0

I have a batch file that processes scanned PDFs using ghostscript. One of the user prompts is for the resolution of the desired output. I wrote a crude autodetect routine like this:

for /f "delims=" %%a in ('findstr /C:"/Height 1650" %1') do set resdect=150
for /f "delims=" %%a in ('findstr /C:"/Height 3300" %1') do set resdect=300
for /f "delims=" %%a in ('findstr /C:"/Height 6600" %1') do set resdect=600
echo %resdect% DPI detected.

%1 is the filename passed to the batch script.

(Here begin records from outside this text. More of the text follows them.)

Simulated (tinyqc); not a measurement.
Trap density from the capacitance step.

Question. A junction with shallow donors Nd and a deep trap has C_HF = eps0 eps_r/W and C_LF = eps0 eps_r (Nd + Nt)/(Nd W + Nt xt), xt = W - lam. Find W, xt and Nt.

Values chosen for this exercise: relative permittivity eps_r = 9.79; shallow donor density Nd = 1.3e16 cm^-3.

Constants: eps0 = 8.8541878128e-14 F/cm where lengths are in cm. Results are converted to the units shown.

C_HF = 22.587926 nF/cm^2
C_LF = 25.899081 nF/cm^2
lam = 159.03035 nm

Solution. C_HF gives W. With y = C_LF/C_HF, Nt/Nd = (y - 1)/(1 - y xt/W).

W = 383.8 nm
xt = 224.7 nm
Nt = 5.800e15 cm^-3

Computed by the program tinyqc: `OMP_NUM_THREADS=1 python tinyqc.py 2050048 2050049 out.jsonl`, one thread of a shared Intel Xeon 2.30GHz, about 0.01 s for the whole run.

This should return the the highest resolution detected of some common sizes we see. My question to the community is: Is there a faster or more efficient way to do this other than search the file multiple times?

4
  • 1
    1. it's %%a but not %%aa. 2. write "%~1" instead of %1. 3. resdect is the /Height value divided by 11, right? Commented Apr 5, 2018 at 19:32
  • @aschipfl - "%~1 is not needed - %1 will simply preserve any quotes that may or may not be there. If the file path contains spaces or poison characters, then the value will already be quoted, so it should work. If no space or poison character, then it works either way, with or without quotes. Commented Apr 5, 2018 at 20:10
  • @aschipfl the %%aa was a typo (I manually transcribed the batch from a different machine). Edited code above Commented Apr 5, 2018 at 20:32
  • @dbenham, there might be cases where %1 and "%~1" differ: if a file foo&bar.ext is provided as an unquoted argument, hence foo^&bar.ext, the & is going to appear unquoted when using %1; that is why I recommended "%~1"; I have to admit it's a constructed case though... Commented Apr 5, 2018 at 23:24

4 Answers 4

4

Assuming that the value of RESDECT is the /Height value divided by 11, and that no line contains more than one /Height token, the following code might work for you:

@echo off
for /F delims^=^ eol^= %%A in ('findstr /R /I /C:"/Height  *[0-9][0-9]*" "%~1"') do (
    set "LINE=%%A"
    setlocal EnableDelayedExpansion
    set "RESDECT=!LINE:*/Height =!"
    set /A "RESDECT/=11"
    echo/!RESDECT!
    endlocal
)

If you only want to match the dedicated /Height values 1650, 3300, 6600, you could use this:

@echo off
for /F delims^=^ eol^= %%A in ('findstr /I /C:"/Height 1650" /C:"/Height 3300" /C:"/Height 6600" "%~1"') do (
    set "LINE=%%A"
    setlocal EnableDelayedExpansion
    set "RESDECT=!LINE:*/Height =!"
    set /A "RESDECT/=11"
    echo/!RESDECT!
    endlocal
)

To gather the greatest /Height value appearing in the file, you can use this script, respecting the aforementioned assumptions:

@echo off
set "RESDECT=0"
for /F delims^=^ eol^= %%A in ('findstr /R /I /C:"/Height  *[0-9][0-9]*" "%~1"') do (
    set "LINE=%%A"
    setlocal EnableDelayedExpansion
    set "HEIGHT=!LINE:*/Height =!"
    for /F %%B in ('set /A HEIGHT/11') do (
        if %%B gtr !RESDECT! (endlocal & set "RESDECT=%%B") else endlocal
    )
)
echo %RESDECT%

Of course you can again exchange the findstr command line like above.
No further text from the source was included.